Assume we want to minimize the loss, \begin{align} J(u) &= \int_{0}^{T}l(x(t),u(t))dt \\ \text{s.t.}\quad &\dot{x}(t) = f(x(t),u(t)), \quad x(0)=x_0. \end{align} For necessary conditions many textbooks (e.g. Calculus of Variations and Optimal Control Theory - by Daniel Liberzon) then introduce the Lagrange multiplier $\lambda(t)$ and calculate the variation of, \begin{equation}\mathcal{L}(u) = \int_{0}^{T}l(x(t),u(t))dt - \int_{0}^{T}\lambda(t)^\top\left[\dot{x}(t) - f(x(t),u(t))\right]dt.\star\label{lagrange}\end{equation} I understand that we may view the differential equation as a constraint $g(u)=0$ with, $$g:U\to Y, u\mapsto \dot{x}(\cdot,u)-f(x(\cdot,u),u(\cdot))$$ where U and Y are function spaces and $x(\cdot,u)$ indicates the implicit dependency on $u$. We may then use Lagrange multipliers as described here to get to $\star$. What I am confused about is:
- Wouldn't we need that $u$ is regular point i.e. $Dg(u)$ is surjective to apply Lagrange multipliers? But $g$ is by construction a zero map and therefore this fails, doesn't it? And also introducing a constraint that is always satisfied sounds a bit silly.

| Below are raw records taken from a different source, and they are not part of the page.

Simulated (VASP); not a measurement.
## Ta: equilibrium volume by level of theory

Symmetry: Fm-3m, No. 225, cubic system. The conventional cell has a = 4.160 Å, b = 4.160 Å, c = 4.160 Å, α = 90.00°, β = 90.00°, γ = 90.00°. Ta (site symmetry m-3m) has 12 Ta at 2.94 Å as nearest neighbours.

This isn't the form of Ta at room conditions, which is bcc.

- I have seen that we can check regularity when we view it as an optimization problem in $U\times X$ (where $x\in X$, see Optimization by vector space methods) and in this case the constraints seems intuitively reasonable too. But is there a justification for Lagrange multipliers for the problem in $U$?